What is shocking versus what is invisible: Chrishaun McDonald, racism and transphobia
In the early morning of June 5th, a young trans woman of color named Chrishaun McDonald and her friends walked by the Schooner Tavern at the busy intersection of 27th and Lake in Minneapolis. A white, older bar patron named Dean Schmitz stood at the door of the Schooner. According to McDonald's roommate, Schmitz started harassing McDonald, shouting, " Did you think you were going to rape somebody in those girl clothes?" and adding racial slurs. What happened next is unclear. Minutes later, Schmitz was dead and McDonald was in custody. The Star Tribune writes that according to McDonald, Schmitz attacked her and ran into a pair of scissors that she held in self-defense.
Now, in prison, Chrishaun is being held in solitary on a charge of second degree murder. The trans rights advocate who has been trying to meet with her has been turned away repeatedly. She is being charged as the wrong gender and media coverage describes her as a "man". News from the jail suggests harassment and abuse. And let's not kid ourselves - we're looking at a court system where the deck is stacked against trans people, working class people and people of color.
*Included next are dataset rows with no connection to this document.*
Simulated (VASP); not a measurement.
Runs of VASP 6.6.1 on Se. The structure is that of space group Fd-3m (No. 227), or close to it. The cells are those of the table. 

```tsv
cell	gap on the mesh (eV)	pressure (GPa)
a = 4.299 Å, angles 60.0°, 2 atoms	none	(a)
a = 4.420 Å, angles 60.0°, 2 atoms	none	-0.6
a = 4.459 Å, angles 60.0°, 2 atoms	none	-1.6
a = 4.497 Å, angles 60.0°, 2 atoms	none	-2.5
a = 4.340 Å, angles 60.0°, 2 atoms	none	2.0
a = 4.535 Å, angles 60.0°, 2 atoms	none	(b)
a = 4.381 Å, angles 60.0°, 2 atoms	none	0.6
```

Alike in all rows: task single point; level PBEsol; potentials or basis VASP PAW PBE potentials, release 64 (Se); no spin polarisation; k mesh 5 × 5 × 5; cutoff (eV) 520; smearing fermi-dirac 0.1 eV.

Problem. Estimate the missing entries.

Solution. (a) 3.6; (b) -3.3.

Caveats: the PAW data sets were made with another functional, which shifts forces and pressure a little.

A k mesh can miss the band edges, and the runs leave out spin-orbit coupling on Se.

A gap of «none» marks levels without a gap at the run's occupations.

A representative of the Trans Youth Support Network (TYSN) lays out the situation: "The attack on Chrishaun included racist, transphobic, and anti-feminine verbal assaults. These verbal assaults are extensions of the violent machine works of our society that are built upon capitalist exploitation of people of color, poor people, and feminine presenting people. Because she is poor, accessing a competent lawyer was difficult. Without the support of her friends and community, she would have been left with a Public Defender who may not have understood or supported her experiences as a trans woman, as is frequently the case for incarcerated gender non-conforming people. In addition, she is not able to meet her $150,000 bail. Had Chrishaun been able to access bail money, she would have had that much more contact with her family, friends, and community supporters. She is without the freedom to organize support for herself because she's in the Hennepin County Public Safety Facility."
This case is a moment of decision - if we're queer, then it's a moment of decision as queers, if white then as white people, if allies then as allies. Do we close our eyes and say "at least it's not happening to me and I hope it never does" or do we get real about the system that put Chrishaun where she is?